Faith, teens and digital media

Art Bamford of Fuller Youth Institute talks to danah boyd, author of the book It’s Complicated: The Social Lives of Networked Teens. boyd is a Principal Researcher at Microsoft, a Professor at New York University, and a Fellow at Harvard University’s Berkman Center for Internet and Society.

Fuller Youth Institute: A lot of parents and leaders ask us about how to help young people set better boundaries with digital media. What have you learned about how teens and families navigate this?

danah boyd: When parents are looking for limits, I start by asking: why? Are they trying to limit their child’s sociality? Most do not think of it in those terms but that’s what the limiting often creates for youth. Youth aren’t avoiding face-to-face; they’re going online because true, non-surveilled face-to-face is rarely an option.

I also find that many parents hate when phones are seen as a disruption, but are completely unable to check their own practices around this. So many teens that I meet complain that their parents place restrictions on their technology use that they don’t abide by.

Teens are fully aware of when their parents are being hypocrites. So my advice to parents is to start by collectively constructing household rules that *everyone* (parents and children) agree to. This is so much more productive when negotiated as a household, not top-down.

What do you see as the biggest disconnect between how parents think about media and technology as compared to their teens?

I get very frustrated when parents – and other adults – focus on the technology because it’s the thing that is new, rather than putting teens’ technological practices in context. Teens aren’t turning to technology because it’s inherently attractive. They’re doing so because it’s the one way that they have to connect with their friends in a culture in which we’ve placed heavy restrictions on teens’ mobility and social opportunities.

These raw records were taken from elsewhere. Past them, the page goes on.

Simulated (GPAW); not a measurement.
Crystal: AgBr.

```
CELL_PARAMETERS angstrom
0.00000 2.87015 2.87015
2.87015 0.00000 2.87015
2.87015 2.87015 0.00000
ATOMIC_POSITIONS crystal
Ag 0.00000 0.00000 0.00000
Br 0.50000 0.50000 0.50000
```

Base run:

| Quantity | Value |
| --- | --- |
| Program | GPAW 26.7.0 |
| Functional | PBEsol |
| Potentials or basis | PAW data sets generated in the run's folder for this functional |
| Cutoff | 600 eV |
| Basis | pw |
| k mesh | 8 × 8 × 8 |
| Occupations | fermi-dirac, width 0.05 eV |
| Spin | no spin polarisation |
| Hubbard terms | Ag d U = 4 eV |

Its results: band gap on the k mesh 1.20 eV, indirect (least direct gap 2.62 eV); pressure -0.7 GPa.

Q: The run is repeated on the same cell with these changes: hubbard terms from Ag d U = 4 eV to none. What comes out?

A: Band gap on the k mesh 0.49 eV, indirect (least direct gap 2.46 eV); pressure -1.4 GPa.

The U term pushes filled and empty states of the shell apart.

With this in mind, my first advice to parents is: step back and try to appreciate your kids’ practices in the broader context of their lives. Most youth are trying to find their way in this world and it doesn’t help when parents get all judge-y.

The second thing that I’d advise parents is to build a wide support structure for their kids, including other trusted adults they can turn to and a strong parent-child communication framework rooted in trust and respect.

What do you wish more adult youth leaders (pastors, coaches, extracurricular instructors) would talk about with young people regarding how they use social media and digital technology and the common issues that arise?

From my perspective, the key is for youth leaders not to focus on the technology but to help young people work through the struggles that are very much shaped by their age, status, and position in society.

When technology enters the picture, it’s often what makes teens’ struggles very visible. I often think back to the amazing work by Jane Jacobs where she highlighted how safety isn’t about law enforcement, but about a collective willingness to pay attention to everyone around us. 2

I wish that adult youth leaders would be willing to enter teens’ networked lives when they’re invited to do so and be respectful of what they find. But when it comes to talking with them, the key is to get beyond the technology and get to the root of what’s happening. It starts by neither fearing technology nor presuming it to be the center of everything. It’s simply that which mirrors and magnifies everyday life.